(no title)
vilhelm_s | 20 days ago
> The Fifth Circuit has held that the VWP statute “‘unambiguously’ limits an alien’s means of contesting removal solely to an application for asylum.” McCarthy v. Mukasey, 555 F.3d 459, 460 (5th Cir. 2009) (citation omitted). And once an individual violates the terms of the VWP by remaining in the United States for more than ninety days, the individual is no longer entitled to contest removal on any other basis. Id. at 462. This is true even when an individual has a pending adjustment of status application on the basis of their marriage to a U.S. citizen. Id. at 460, 462.

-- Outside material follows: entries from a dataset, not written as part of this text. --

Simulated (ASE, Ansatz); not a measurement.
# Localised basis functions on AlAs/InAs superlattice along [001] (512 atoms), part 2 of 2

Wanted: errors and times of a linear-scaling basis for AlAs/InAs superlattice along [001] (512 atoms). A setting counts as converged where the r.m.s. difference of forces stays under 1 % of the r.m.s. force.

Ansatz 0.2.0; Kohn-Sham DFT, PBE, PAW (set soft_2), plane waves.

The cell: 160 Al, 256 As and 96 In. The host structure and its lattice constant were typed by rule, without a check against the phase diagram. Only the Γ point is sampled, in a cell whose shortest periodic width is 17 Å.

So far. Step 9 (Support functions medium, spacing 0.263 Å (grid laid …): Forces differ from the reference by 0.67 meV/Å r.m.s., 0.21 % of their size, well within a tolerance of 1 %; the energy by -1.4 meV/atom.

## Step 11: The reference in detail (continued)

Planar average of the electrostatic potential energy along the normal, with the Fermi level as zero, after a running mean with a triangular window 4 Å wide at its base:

> Culleton concedes he is removable under the VWP. Reply 10. But he argues that because USCIS accepted and began processing his adjustment of status application, he is entitled to due process protections in its fair adjudication. Id. at 9. The Fifth Circuit has foreclosed this very argument, reasoning that the VWP waiver includes a waiver of due process rights. See Mukasey, 555 F.3d at 462. And “[t]he fact that [Culleton] applied for an adjustment of status before the DHS issued its notice of removal is of no consequence.” Id.
insane_dreamer|20 days ago
kcplate|20 days ago
I think the issue complicating this man’s situation is that it appears when you dig into the details that for nearly 16 years he was skirting the system and only tried getting his legal situation resolved just a few months prior to his detainment. He is choosing to fight it which is resulting in the long detention.
Personally I believe we need some legal carve outs for this type of situation, but there is simply no doubt that this guy made a series of poor decisions prior to April of 2025 that has created the situation he is in.